In the Gardens of Japan | poems by Kenny Fries

In The Gardens of Japan


Poet and non fiction writer Kenny Fries, in Japan first on the Japan-US Creative Artists' Exchange Fellowship and later on a Fulbright grant, composed the series of poems "In the Gardens of Japan" in 2002, inspired by several of Japan's famous gardens. In 2006 he collaborated with calligrapher and designer Yugo Yasuda to produce a limited edition tenugui (a traditional Japanese cloth "towel").


Fries described the process of writing his impressions of Japanese gardens:


Before arriving in Japan in May, 2002, I had not written a poem in over four years. Years of writing nonfiction made the medium of poetry seem incapable of expressing as much as I wanted to express.


This changed soon after I arrived in Japan. I was overwhelmed by an abundance of new cultural experiences and constantly faced with unfamiliar but emotionally encompassing sights and sounds. Among these experiences, two images began to stand out and pervade my thoughts: the irises of Meiji Jingu and the voice of singer Mika Kimula.
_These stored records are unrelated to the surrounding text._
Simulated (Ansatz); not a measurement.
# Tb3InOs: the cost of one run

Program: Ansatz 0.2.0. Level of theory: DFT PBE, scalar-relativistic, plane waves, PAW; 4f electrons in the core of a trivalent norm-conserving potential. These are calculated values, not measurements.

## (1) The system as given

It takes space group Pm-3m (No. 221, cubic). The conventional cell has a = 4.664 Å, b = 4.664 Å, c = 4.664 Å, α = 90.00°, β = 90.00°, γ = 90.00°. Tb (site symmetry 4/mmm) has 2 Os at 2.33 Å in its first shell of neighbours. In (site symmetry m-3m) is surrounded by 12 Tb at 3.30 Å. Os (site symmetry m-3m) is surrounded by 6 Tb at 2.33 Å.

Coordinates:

I began spending more time in the gardens of Japan. What emerged was a sequence of poems that on the surface describe what can be found in the gardens. However, just as Japanese gardens suggest a microcosm of what it means to be alive in a mortal world, the poetry pointed to deeper meanings below the surface.


Japanese gardens take you from the entrance, lead you through various meanderings and finally return you to the beginning. Likewise, my encounters with Japan led me back to poetry that, like the gardens, hold within them an entire world.